Since we used to be boys, we expect to have a natural companionship with our grandsons; we may be somewhat alike, and we are likely to enjoy some of the same activities. Still, we need to be intentional about building a close connection with our grandsons and raising up young men of character. We can help give them a healthy model of what it means to be a boy, a man, a father, and even a grandfather.

Here are four things boys need from their grandfathers:


Grandsons need a grandfather who is thinking about their future and taking action to prepare them for that future—whether we’re talking about tomorrow, next week, next year, or ten years from now.  Financial planning is a good comparison, because our regular, consistent investments will pay rich dividends for our grandsons’ future.

We could talk about helping a grandson plan his vocational future, which is much more than grooming him to become a doctor, mechanic, computer technician or musician. You want him to have a fulfilling career that pays the bills and contributes to society.

There’s his relational future—talking about what to look for in a mate, discussing what it takes to make a marriage work, and having regular discussions about how he relates to the opposite sex.
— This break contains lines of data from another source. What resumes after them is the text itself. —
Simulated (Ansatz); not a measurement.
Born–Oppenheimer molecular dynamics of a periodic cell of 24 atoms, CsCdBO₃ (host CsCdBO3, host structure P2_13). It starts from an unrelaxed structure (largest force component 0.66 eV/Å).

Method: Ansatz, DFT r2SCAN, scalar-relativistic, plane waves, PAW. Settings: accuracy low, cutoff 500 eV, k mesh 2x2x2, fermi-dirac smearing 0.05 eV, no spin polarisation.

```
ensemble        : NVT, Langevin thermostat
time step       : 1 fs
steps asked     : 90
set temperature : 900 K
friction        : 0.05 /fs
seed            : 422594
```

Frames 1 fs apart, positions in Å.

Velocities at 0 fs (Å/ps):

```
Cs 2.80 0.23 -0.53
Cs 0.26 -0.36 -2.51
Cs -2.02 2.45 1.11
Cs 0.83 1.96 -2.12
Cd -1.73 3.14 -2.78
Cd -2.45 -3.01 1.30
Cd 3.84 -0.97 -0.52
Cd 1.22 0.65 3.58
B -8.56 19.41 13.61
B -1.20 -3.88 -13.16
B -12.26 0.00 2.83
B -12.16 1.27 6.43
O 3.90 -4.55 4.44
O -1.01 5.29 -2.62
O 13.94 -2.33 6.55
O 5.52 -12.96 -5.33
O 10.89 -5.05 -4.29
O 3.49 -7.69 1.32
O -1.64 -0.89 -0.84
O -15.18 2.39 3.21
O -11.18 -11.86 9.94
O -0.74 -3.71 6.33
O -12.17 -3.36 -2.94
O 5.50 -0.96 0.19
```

Third, give some thought to supporting the other adults around him in carrying out rites of passage—benchmarks along the way that help signal new levels of maturity and responsibility, and that affirm him as a beloved grandson.

Also, I’d suggest listing some skills, attitudes, and values to instill in your grandson. You might include financial stewardship, the ability to delay gratification, prayer, basic auto maintenance, thankfulness, perseverance, honesty, a work ethic, modesty, or family togetherness. Make a list, and check it from time to time as a reminder. You’ve heard the saying: if you fail to plan, you have planned to fail.


Our grandsons need reference points, and usually, actions speak louder than words. Living a responsible lifestyle can impact our grandchildren and their children for generations. That’s the kind of power our example can have. A grandfather’s example really encompasses all aspects of life. But let me mention a few areas where we need to be intentional about modeling:

First is our emotions. We can help our grandsons regulate their emotions and express them in responsible ways as they watch us. A lot of men hide their emotions, like they are a weakness. But our grandsons need to see our feeling side; it’s a vital part of who we are. We need to learn to regulate our anger—and other emotions—and be a positive model.

Our grandsons also need to see an example of good husbands, especially boys who have experienced a family break-up. When we do the work to build a strong marriage—the communication, the thoughtful gestures and so on—that creates powerful pictures for a son.


These are events, experiences, or habits that help to activate your grandson’s faith and teach him what it means to live a life that looks out beyond himself. We can focus on three areas that are important to a son’s moral development:

Respect for authority. Recently I told a group of young women that, as they think about what

they want in a husband, it’s important to ask, Does he respond to authority in a proper way? Does he respect those who are over him? Submitting to authority will help teach a grandson humility.  

Spiritual vitality. Grandfathers, by your example, your son will gain an appreciation for prayer and other acts of devotion. Many fathers are absent from equipping their sons in this area, and if boys grow up without a masculine model of spiritual vitality, they may view faith as a feminine pursuit. But a real man shows both compassion and strength, humility and decisiveness. So while we strive to model submission, humility and love, we also need to show our grandsons that walking by faith also requires toughness, resourcefulness, and courage.

Real-life experiences of service: memorable, life-changing events and acts of service. Help give your grandson many experiences serving others, from the family whose car has broken down on the side of the road, to the inner-city project or homeless shelter in your community, to the missions trip to Brazil. Maybe these could even be combined with rites of passage activities with your grandson.


We need to cultivate love—or responsible action toward others—in our grandsons.

Good communication is vital. We grandfathers need to make communication a high priority, so we’re teaching our grandsons by example and through practice. In a nutshell, we listen first before making our opinions known, and we do away with lectures in favor of two-way discussions. We’re also open to receiving feedback, even if it’s negative. These are all demonstrations of love.

The other key factor is closely related, but worth mentioning separately: showing affection. Boys with affectionate male role models develop positive self-esteem, they tend to thrive in schoolwork, and have fewer gender identity issues. So, along with those pats on the back and tousles of the hair, give your grandson a big, old-fashioned bear hug—and do it often.

Verbal affection is important as well. Positive words give grandsons confidence and belonging, and again provide a model of a man who can express love in healthy ways. We need to tell our grandsons how much they means to us, point out their positive character traits, and just say, “I love you, and I’m proud to be your grandfather.”